Court of Cassation, 13 June 2019
An insurance intermediary’s duty to give advice is a judicial construct that has been crafted over many decades in France. This decision is an addition to this construct and sets out the scope of the insurance intermediary’s duty to advise, as well as its limits.
A company, through a general agent, took out a group insurance policy covering the death and permanent total disability of its managing director. Sometime later, the officer became 80% disabled and made a claim against the policy. The insurer denied cover on the ground that cover required a 100% disability rate. As a result, the company that took out the policy and the beneficiaries of the insured started proceedings against the insurer (without however suing the intermediary as they considered the insurer to be liable for the acts of its general agent).
The court rejected the claims of the insured and the beneficiaries because it found that the intermediary had not committed a breach of duty. The court found that the officer had “entered into the contract with full knowledge of the coverage provided and did not need to be provided with additional information”, and that the intermediary did not breach its obligations because the policy’s disability clause was “clear and unambiguous”. Furthermore, the court point out that the agent had “several other coverages” on a document the managing director had signed, which the managing director had “chosen not to take out”.
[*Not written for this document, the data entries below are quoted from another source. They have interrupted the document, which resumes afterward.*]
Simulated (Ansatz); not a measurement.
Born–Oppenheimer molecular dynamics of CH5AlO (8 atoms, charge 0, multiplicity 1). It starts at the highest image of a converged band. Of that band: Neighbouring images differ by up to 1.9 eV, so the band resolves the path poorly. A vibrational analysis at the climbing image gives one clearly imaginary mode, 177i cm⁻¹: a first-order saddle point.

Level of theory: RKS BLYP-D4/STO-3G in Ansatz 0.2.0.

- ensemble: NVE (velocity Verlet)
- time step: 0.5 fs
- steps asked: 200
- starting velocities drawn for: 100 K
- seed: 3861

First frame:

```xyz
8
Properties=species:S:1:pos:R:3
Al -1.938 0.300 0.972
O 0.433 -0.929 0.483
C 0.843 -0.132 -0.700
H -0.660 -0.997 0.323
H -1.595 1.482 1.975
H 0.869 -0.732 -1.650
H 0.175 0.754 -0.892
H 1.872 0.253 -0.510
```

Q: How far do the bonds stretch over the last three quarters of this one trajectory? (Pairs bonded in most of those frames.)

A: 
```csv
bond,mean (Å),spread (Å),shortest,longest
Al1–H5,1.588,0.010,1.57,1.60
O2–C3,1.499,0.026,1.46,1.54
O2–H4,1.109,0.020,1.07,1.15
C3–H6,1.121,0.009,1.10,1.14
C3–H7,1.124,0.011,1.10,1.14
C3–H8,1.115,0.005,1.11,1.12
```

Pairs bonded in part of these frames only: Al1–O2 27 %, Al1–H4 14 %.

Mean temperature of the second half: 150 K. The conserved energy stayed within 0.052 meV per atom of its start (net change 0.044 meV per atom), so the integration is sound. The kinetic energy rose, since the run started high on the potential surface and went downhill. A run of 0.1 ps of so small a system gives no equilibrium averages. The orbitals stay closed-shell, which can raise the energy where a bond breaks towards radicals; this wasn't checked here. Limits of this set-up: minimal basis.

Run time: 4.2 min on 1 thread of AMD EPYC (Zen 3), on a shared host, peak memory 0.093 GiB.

This decision reaffirms the principle that clear contractual clauses limit an insurance intermediary’s duty to provide information and advice. This decision is a positive point for intermediaries because it specifies that the duties imposed on intermediaries do not require them to take any particular action if, merely by reading the policy or endorsement he signs, the insured will be able to understand for himself the scope of the conditions of the policy taken out.